"The thread primarily focused on arms available in Forrest command at the time of Brice's Crossroads. Can you explain why we should discount a personal inspection of each company under Forrest's command taken three weeks before the battle? We have Forrest's directions to brigade commanders to make their men available for inspection. We also know that the final report noted that at least 3,000 of Forrest's men had no arms whatsoever."
That would be interesting to say the least. I have not seen this reports. You have the ordinance reports of all the companies in the Confederate forces that fought at Brice's Crossroads? That would have to have been the end of month report for April 1864 wouldn't it?
Who served in Forrest's command was fluid at any given calender date and also what arms they carried. At one time men under Forrest mostly had pistols, early in the war.
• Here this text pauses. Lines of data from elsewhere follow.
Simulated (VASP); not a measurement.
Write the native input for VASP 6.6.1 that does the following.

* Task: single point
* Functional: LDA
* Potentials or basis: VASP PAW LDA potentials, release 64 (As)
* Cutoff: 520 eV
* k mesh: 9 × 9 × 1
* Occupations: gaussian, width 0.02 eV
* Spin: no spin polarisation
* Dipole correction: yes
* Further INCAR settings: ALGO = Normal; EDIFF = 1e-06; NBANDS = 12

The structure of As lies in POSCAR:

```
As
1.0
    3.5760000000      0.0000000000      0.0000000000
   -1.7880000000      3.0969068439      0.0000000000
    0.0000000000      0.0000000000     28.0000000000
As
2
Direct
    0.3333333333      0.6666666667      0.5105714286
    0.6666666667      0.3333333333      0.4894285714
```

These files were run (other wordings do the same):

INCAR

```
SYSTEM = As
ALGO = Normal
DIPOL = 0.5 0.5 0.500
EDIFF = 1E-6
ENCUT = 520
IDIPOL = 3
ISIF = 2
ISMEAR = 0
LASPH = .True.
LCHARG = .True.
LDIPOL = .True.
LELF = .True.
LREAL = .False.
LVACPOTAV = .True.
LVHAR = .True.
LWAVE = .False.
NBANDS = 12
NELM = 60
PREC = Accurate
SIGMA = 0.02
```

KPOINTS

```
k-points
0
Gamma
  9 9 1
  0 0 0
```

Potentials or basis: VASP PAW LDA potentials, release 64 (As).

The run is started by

"According to the report by the Ohio officer, his detachment was surprised and captured by Capt. Harris of the 4th Tennessee Cavalry. Having the unpleasant duty of explaining his surprise of his entire command, apparently captured before his men could offer any resistance, he offers that a larger group of Confederates struck simultaneously from two different directions in a carefully-timed attack. The attackers were armed to the teeth and under command of the South's most feared cavalry leader, Nathan Bedford Forrest. It stands to reason that these factors were offered to make the circumstances of the Ohio officer's capture a little less embarrassing."
So we are to totally discount this officers report as fabrication? That Forrest men were armed with what? I would have to have more information than speculation to discount his account.